Reputation: 495
It is my first time dealing with more than one unstructured data file, and I need to know if what am doing is the best approach or there is something better.
I have more than 1000 text file stand for different novels have text up to 139965 or more. and I have read them and save them in a data frame as shown below:
file_list = glob.glob("C:/.../TextFiles/*.txt")
data = pd.DataFrame({'Name':[],'Content':[]})
for file in file_list:
with open(file, 'r',encoding="utf8", errors='ignore') as myfile:
new_name=os.path.splitext(file)[0]
data=data.append({'Name':re.sub(".*\\\\", " ",new_name), 'Content': myfile.read()},ignore_index=True)
then I have started cleaning the texts by going row by row.
data['Name'] = data['Name'].apply(lambda x: " ".join(x.split()))
do you think this is the best approach to dealing with multi and large text files by saving them in data frame?
my next step will extract specific information from the text and save them in columns.
any advice?
Upvotes: 0
Views: 36
Reputation: 77337
Iteratively appending rows to a DataFrame can be more computationally intensive than a single concatenate. A better solution is to append those rows to a list and then concatenate the list with the original DataFrame all at once.

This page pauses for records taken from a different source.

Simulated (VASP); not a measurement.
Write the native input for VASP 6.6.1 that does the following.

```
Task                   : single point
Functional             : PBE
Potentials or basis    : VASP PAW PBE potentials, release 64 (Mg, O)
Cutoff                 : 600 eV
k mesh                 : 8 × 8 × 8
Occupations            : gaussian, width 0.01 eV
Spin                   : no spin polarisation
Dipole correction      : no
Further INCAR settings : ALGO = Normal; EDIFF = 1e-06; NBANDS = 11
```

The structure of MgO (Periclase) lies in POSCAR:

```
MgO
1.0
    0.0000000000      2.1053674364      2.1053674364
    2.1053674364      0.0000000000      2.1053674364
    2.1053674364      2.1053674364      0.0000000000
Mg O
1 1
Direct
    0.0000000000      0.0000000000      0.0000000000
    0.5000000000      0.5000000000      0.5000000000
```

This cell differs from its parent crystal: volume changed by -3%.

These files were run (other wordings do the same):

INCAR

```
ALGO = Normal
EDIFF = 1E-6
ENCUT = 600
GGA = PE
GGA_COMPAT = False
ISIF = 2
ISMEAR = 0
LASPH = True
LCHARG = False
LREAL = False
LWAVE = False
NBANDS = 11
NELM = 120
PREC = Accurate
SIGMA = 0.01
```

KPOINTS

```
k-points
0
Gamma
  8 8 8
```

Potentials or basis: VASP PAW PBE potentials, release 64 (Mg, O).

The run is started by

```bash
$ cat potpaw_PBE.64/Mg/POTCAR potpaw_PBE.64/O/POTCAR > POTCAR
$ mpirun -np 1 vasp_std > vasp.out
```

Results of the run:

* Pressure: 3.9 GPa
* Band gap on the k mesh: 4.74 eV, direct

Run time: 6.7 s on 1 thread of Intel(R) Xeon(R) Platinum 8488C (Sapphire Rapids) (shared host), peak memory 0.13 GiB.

In your case a list of [name, content]
sublists works.
file_list = glob.glob("C:/.../TextFiles/*.txt")
data = []
for file in file_list:
with open(file, 'r',encoding="utf8", errors='ignore') as myfile:
new_name=os.path.splitext(file)[0]
data.append([re.sub(".*\\\\", " ",new_name),
" ".join(myfile.read().split())])
data = pd.Dataframe(data, columns=['Name','Content'])
Upvotes: 1